It seems unfair that the Nic Moore era at SMU should come to an end with a missed 3-pointer and a 61-54 loss to Cincinnati.
Then again, fitting ends are a bit of a rarity in sports and I supposed a missed shot is—in some sick way—a perfect end for that era because, that is—on a certain level—exactly what it was: a missed shot.
I mean to take nothing from the three seniors, whose time at SMU came to an unsatisfying end Sunday afternoon—especially Moore or Markus Kennedy. The two of them, more than any other Mustang are responsible for this new era of SMU basketball. It’s simply hard to look at the teams they have been an apart of and what they accomplished and not feel that there could have been more.
This past season, marred by sanctions, suspensions, and unexpected transfers, certainly had its share of highlights. One simply can’t rule out that the reality of their situation eventually dulled the razor sharp focus and weekend their determination to fight for a consolation prize. In 2002, Herm Edwards famously gave all us overly competitive types a rallying cry when he said (yelled rather) that “You play to win the game!” I’m with you Herm—if you aren’t playing to win, then why play?
In any sport, often it’s more than simply winning an individual game. Sure, each game is important and taking a one game at a time is a solid philosophy with a proven track record—otherwise why does every coach say that’s what they are doing?
On a larger scale though, the entire season is a game and whoever wins the biggest most important championship wins the whole gosh darn game. That is the goal before the season starts. That is everyone’s goal.

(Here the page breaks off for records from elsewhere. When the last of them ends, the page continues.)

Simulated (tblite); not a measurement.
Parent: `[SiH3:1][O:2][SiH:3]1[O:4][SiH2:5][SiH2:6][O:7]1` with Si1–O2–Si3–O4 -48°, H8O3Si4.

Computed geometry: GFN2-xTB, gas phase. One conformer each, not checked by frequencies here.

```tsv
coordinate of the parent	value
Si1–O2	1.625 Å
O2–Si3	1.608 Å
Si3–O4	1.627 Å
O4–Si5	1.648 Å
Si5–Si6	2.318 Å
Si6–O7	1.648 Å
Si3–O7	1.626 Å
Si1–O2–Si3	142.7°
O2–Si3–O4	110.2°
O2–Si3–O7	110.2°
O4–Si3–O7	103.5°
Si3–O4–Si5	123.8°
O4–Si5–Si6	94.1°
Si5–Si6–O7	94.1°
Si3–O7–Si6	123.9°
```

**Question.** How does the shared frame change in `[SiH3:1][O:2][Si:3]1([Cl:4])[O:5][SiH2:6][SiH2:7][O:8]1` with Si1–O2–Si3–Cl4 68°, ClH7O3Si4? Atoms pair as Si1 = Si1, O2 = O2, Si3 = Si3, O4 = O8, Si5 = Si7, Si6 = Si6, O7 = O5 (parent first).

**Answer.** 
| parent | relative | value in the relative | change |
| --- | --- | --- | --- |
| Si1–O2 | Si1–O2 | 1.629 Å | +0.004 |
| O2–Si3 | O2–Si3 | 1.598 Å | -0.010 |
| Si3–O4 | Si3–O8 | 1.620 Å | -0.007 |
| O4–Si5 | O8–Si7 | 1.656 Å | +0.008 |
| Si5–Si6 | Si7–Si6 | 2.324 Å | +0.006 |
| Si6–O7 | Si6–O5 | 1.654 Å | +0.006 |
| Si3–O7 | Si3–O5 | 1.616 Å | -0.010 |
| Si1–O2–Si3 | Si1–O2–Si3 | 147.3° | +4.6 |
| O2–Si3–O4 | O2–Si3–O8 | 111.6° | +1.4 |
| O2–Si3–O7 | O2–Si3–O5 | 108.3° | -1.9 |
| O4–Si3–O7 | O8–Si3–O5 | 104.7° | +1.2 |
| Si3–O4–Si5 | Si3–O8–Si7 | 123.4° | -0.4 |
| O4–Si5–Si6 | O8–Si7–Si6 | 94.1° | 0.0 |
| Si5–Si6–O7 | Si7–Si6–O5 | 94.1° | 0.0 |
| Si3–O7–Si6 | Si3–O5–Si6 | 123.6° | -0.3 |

Now, a 25-5 record clearly demonstrates SMU’s desire to win as much as they possibly could even with the knowledge that it was playing a watered down version of the game and could, at best, only hope to win an honorable mention ribbon. Twenty five wins in a season with that acrid truth settling underneath every game, sullying every accomplishment with and unshakeable reality, deserves a lot of gratitude.
This team began the season with 18 straight wins, and made it look very easy on a consistent basis. Shorthanded as they were for the final stretch of the season, SMU managed to string four consecutive wins together before losing to Cincy on Sunday—fighters to the very last.
The past three seasons—while simply the new beginning of SMU basketball—was a missed opportunity. Players like Nic Moore don’t come around all the time. The Mustangs are poised to make the transition into the next chapter with seasoned veterans like Ben Moore and Sterling Brown, a freak athlete like Semi Ojeleye, and a sophomore coming off a stellar freshman season in Shake Milton—but none of them are Nic Moore special. At least not yet.
There are all kinds of sayings and quotes people say to themselves for comfort during times of life’s many transitions. You know all the usual ones, ‘everything happens for a reason,’ ‘everything has led me to this point,’ yada yada yada.
At the risk of being extremely cliché, I’d like to employ a similar sentiment, but first I’d like to explore the inner workings of it as it pertains to SMU basketball.
When we are born, we begin on a path that eventually ends in our death. Our goal (or rather our parents’ goal for us) by being born was not to eventually die, but most importantly you can’t die unless you first lived. You live for all the beautiful crap that happens before you die. You just can’t experience all that beautiful crap unless you eventually die because you were born to begin with, which stinks.
In some less ominous words, the idea is basically everything that begins also has an ending, but that we don’t begin something simply to end it.
Similarly Nic Moore didn’t come to SMU to miss a 3-pointer in his final game as a Mustang.
He came to SMU to help Larry Brown rebuild a culture and maybe win some NCAA championships. The championships didn’t happen, but that culture is as strong as ever.
He and Markus Kennedy came to SMU, gave fans three years of amazing basketball filled with all sorts of beautiful crap, but now comes the ugly and often painful part.
In words much more beautiful than I could ever hope to write, here is Friedrich Nietzsche.
“The end of a melody is not its goal: but nonetheless, had the melody not reached its end it would not have reached its goal either. A parable.”